Amy, Rory and River are on the run after the Doctor is captured by the unknown, skull-faced aliens, who seem to have Canton Delaware under their control. But the Doctor and Canton are secretly working together, and stage the “capture” of the rest of the TARDIS travelers. The only way any of them have been able to remember anything about the aliens on Earth is to mark their own skin each time they see one – but no other information remains until Amy’s cell phone photo of one provides the means to construct a hologram of one of the aliens inside the TARDIS. The Doctor equips each of his friends, including Canton, with recording devices, and is forced to take President Nixon into his confidence about the alien invasion. Even Nixon is hard-pressed to explain the Doctor’s presence when the Time Lord is found rewiring the Apollo 11 capsule. The other time travelers try to discover where the missing girl came from, leading to an abandoned orphanage who doesn’t seem to grasp that it’s no longer 1967. Amy finds the girl – still in a NASA spacesuit – but is taken prisoner by the aliens.
written by Steven Moffat
directed by Toby Haynes
music by Murray GoldCast: Matt Smith (The Doctor), Karen Gillan (Amy Pond), Arthur Darvill (Rory), Alex Kingston (River Song), Mark Sheppard (Canton Delaware), Marnix van den Broeke (The Silent), Stuart Milligan (President Richard Nixon), Kerry Shale (Dr. Renfrew), Glenn Wrage (Gardener), Jeff Mash (Grant), Sydney Wade (Little Girl), Tommy Campbell (Sergeant), Peter Banks (Dr. Shepherd), Frances Barber (Eye Patch Lady), Ricky Fearon (Tramp), Chuk Iwuji (Carl), Mark Griffin (Phil)

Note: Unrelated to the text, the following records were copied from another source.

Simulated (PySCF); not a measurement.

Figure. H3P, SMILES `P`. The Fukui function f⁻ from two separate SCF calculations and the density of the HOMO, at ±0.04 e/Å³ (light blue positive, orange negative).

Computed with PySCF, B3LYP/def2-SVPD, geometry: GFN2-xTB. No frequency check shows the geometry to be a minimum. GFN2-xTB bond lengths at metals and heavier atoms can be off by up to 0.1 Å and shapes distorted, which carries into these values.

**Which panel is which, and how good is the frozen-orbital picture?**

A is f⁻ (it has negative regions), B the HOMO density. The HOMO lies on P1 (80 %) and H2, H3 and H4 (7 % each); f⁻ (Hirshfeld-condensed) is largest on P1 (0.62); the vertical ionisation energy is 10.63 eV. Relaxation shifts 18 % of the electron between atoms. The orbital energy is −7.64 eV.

Notes: Dwarf star alloy is very handy for trapping time travelers; Rorvik and his crew landed a ship with an entire outer hull made of dwarf star alloy – said to be super-dense material – to enslave the time-hopping Tharils in 1981’s Warriors’ Gate, at least until the fourth Doctor and Romana helped to free them. Guest star Frances Barber put in another surreal appearance in a 1989 Red Dwarf episode, the fan favorite Polymorph. Apparently President Nixon’s near-obsessive taping of his Oval Office activities was the Doctor’s suggestion – perhaps future episodes will tell us what the Silence were up to during the missing 18 minutes of the Watergate tapes.
LogBook entry & review by Earl Green
Review: Not exactly picking up right where The Impossible Astronaut leaves off, Day Of The Moon milks a little more mileage out of its Utah location filming with a series of on-the-run vignettes before launching into a series of more studio-bound vignettes that, by virtue of the most flashbacks I’ve seen in anything since Lost went off the air, can be a bit confusing even if you are carefully following along.
A lot of the episode is spent wallowing in the externals of early space-age nostalgia, from the Doctor being discovered aboard the Apollo 11 command module, to Rory breaking the scale model of the lunar lander, to copious nods to the original television footage of the landing. Intriguing character hints drop during the improbably long interval between Amy’s kidnapping and her rescue from the heart of the Silence’s operation; we learn that the (presumably non-Auton) Rory does in fact remember the centuries he spent protecting the Pandorica cntaining Amy; that alone calls the whole non-Auton issue into question. Rory’s also stuck with the burden of being not as brilliant as the Doctor – even as a married man, Rory has competition.
The most troublesome element of Day Of The Moon, really, is the implication of Moffat’s otherwise well-thought-out comeuppance for the Silence. The notion that the single most-watched piece of television in history contains humanity’s marching orders for wiping out the Silence is a nifty one… until you bother to think this through to its logical conclusion. Supposedly this message has been turning generations of humans into soldiers capable of killing the creatures behind the alien invasion, and equally capable of forgetting doing that deed. That in itself is a little bit disturbing. But let’s keep following where this idea leads. Children have also been seeing this. Are they out there killing the Silent aliens? Nobody whose brain is wired slightly differently has ever had some sort of breakdown or mental aberration from repeated exposure to these images? As disheartened as the tenth Doctor was at Davros’ suggestion that his companions essentially became an army unto themselves (Journey’s End), the eleventh Doctor is now okay with turning much of humanity into soldiers to fight off the invasion of the Silence? Sure, we’re defending our home planet, and sure, it’s cute to send the Silence packing with humanity’s boot up their collective backside, but there’s an ends-justifying-the-means theme here that doesn’t really feel quite right for Doctor Who.
If that’s the troubling aspect of the episode, then the final scene is a real game-changer, sending the series’ mythos off in a whole new direction as much as The End Of The World‘s revelation of Gallifrey’s destruction did.